Property is, similarly, an entirely unnatural concept. At most, we can say that possession is a temporary characteristic of any thing around any animal, plant or mineral, to the extent that power can be exerted to control it.

Thus, here is natural law as it really is:

1. Fight tooth and nail to survive, because if you don't some other
human or animal or plant or even mineral will take it.

2. You are inexorably and ultimately subject to fate, even though your senses will fool you otherwise.

3. Hang on to whatever people, animals, plants and minerals you
control, knowing that you must relinquish them when you lose control.

Wednesday, September 22, 2010

My pal Friedrich Nietzche

Reluctantly, I come to the conclusion that the exploration of ethics, politicas or philosophy is pointless since we are incapable of free moral acts, are only goaded by what we are taught and are kept in line only by coercion.
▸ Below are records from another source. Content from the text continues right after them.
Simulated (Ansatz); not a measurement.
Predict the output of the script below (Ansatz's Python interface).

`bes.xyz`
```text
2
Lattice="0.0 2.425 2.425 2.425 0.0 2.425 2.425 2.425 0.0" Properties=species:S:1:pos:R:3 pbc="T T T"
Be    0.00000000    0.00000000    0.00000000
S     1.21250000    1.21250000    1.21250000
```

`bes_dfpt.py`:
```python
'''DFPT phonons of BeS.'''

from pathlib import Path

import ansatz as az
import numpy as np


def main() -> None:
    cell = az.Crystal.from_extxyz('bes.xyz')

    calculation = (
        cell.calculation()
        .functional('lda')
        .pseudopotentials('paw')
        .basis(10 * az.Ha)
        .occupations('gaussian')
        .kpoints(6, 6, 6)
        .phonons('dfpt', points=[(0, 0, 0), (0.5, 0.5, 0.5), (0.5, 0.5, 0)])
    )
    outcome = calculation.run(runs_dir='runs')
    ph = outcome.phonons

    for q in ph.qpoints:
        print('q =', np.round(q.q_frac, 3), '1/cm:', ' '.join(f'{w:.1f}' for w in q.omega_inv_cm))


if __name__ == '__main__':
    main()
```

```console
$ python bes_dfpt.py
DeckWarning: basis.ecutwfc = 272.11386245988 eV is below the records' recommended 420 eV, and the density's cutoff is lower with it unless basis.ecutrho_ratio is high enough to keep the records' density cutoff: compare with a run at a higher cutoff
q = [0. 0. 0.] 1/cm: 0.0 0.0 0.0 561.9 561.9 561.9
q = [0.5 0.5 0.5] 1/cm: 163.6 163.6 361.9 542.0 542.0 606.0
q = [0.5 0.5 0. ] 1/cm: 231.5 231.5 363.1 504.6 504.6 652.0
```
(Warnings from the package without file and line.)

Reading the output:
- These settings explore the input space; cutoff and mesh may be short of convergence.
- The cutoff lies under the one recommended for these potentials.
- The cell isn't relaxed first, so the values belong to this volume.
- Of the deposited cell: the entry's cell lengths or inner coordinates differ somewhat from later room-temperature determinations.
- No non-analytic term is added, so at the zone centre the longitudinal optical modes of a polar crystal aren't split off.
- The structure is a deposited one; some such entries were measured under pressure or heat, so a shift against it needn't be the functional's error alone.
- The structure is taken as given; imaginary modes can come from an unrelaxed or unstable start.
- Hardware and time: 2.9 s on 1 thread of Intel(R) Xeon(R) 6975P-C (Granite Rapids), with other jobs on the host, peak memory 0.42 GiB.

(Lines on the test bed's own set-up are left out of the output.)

The existence of freedom is much exaggerated. From the moment of our conception, our potential to decide and act is severely constrained by inherited biochemical traits.

Once we are born, we enter society in a social and economic context that is entirely not of our own choosing and very rarely changed in any substantive way by a free act, thought or deed. By the time we go to school, the course of our life is not known, but it is more or less set. The arena left to moral choice is absurdly minute, if it is exists at all.

Conscience, in the personal and moral sense understood in Western societies, is little more than a set of biochemical reactions in the brain to the challenges of the interaction of ingrained habit, social custom and individual tendencies. Shame and pride, in normal doses, are socially ingrained. There is nothing magical or "supernatural" about this.

In this context, the only purpose of institutions such as the churches or government) is to attempt to enforce socially mandated behavior; those that have failed to do this have either disappeared (the Shakers) or gone woefully astray (Stalinist Russia).